COP27 Reflections: Transforming Trade to Accelerate Climate Action
Tim Harding, Associate Director and International Trade Lead
COP27 has been framed as being all about implementation, with delegates looking for substantial but practical solutions to a challenge of immense scale: A report commissioned by the UK and Egyptian governments estimated developing nations will require $2 trillion per year by 2030 for energy transition alone. International trade can play a pivotal role driving climate improvement and make progress on this implementation gap, if only governments and businesses seize it.
Last week, World Trade Organization Director-General Ngozi Okonjo-Iweala presented a report to COP27 delegates urging for trade to be embedded as a cornerstone of climate action. The report conveys four main messages:
- Climate change is a major threat to future growth and prosperity;
- Trade is a force multiplier for countries’ adaptation efforts in the face of climate disruptions;
- Trade can reduce the cost of mitigating climate change and speed up the transition to a low-carbon economy; and
- International cooperation on trade-related aspects of climate policy is vital for making climate actions more effective.
The notion of free trade bolstering economic development is not new. But extending this thinking to the climate crisis has raised some tricky conversations between developed and developing nations at this year’s summit.
The calls by developing nations for climate ‘reparation payments’ have been challenging for Western leaders to engage with politically at a time when domestic finances are gripped by inflation and debt-to-GDP ratios are rising. In the UK, for example, it prompted difficult discussions about funding for loss and damage in other countries while at home the Government has proposed significant spending cuts that will affect its own public services and support networks.

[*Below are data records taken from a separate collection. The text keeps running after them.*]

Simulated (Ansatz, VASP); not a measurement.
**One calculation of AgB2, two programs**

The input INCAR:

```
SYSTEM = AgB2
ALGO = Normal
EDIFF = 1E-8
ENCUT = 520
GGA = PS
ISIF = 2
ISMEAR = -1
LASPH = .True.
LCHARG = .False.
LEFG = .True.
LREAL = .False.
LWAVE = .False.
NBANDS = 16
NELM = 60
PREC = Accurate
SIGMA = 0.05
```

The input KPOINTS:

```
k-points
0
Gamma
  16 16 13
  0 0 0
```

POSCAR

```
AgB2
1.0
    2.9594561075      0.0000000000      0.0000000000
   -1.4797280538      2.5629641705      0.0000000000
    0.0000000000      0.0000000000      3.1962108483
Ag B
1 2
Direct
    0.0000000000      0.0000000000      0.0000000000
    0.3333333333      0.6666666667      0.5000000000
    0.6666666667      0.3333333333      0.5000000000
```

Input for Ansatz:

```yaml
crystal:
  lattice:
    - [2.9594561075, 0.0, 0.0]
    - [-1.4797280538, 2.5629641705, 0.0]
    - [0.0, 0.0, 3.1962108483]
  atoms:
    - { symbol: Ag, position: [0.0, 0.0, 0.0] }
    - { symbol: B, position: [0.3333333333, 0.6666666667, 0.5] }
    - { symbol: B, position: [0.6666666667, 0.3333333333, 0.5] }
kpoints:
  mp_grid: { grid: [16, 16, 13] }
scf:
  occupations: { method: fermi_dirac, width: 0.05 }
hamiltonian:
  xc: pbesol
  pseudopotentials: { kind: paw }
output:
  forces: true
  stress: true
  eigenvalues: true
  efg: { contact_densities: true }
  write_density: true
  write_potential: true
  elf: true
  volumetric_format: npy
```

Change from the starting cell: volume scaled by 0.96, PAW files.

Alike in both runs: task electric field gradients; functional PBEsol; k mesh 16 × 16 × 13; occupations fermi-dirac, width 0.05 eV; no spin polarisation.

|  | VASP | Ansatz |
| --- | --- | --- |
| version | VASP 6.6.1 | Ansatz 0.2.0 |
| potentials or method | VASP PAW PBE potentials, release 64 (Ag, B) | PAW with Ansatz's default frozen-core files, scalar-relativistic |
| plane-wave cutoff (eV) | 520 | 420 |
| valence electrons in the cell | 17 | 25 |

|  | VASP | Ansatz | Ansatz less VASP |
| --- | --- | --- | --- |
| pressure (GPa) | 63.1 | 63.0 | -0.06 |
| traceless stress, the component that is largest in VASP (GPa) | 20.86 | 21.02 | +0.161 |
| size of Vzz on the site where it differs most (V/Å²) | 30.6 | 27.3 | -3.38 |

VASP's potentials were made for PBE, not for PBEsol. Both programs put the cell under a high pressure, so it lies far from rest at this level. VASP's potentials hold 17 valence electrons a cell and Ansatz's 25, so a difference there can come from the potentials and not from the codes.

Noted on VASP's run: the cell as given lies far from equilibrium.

Meanwhile, the EU, Japan and South Korea have questioned whether incentives (effectively subsidies) included in President Biden’s Inflation Reduction Act, hailed as ground-breaking climate legislation by the White House, fall foul of WTO rules. Local content provisions in such legislation also run the risk of erecting de facto trade barriers that exclude developing nations.
The diplomatic challenges in these conversations are clear, and UN Secretary-General Antonio Guterres warned on Thursday of a “breakdown in trust north and south, and between developed and emerging economies.”
COP26 saw the Clydebank Declaration put in place to establish green shipping corridors, with signatories from 24 nations, a commendable achievement in tackling the emissions from trade itself. Now the conversation at COP27 and post-COP needs to focus on free trade.
Reducing trade barriers and bolstering green industries and green investment in emerging economies will provide domestic supply of the technologies that are required to combat climate change in the places that will be hardest hit by its effects. Trade can also be an answer for Western nations gripped by inflation, where pressure to reduce aid spending can be deflected towards funding more supportive trade practices.
Ahead of COP26, we recognised that free trade and free trade agreements absolutely have a role to play in delivering on climate commitments. This is more easily manoeuvred within bilateral agreements, but the climate crisis demands a far stricter timeline for action and global perspective than the current bilateral trade deal process allows. Even though trade, and better trade agreements and economic partnerships specifically, can be central to emissions reduction and low-carbon and zero carbon investment, we are still not there.
The outcomes of COP27 for trade must be more multi-lateral and more progressive. Finding consensus on this in Egypt has not been straightforward, but world leaders can no longer allow politically driven trade disputes to stall global climate diplomacy or climate action.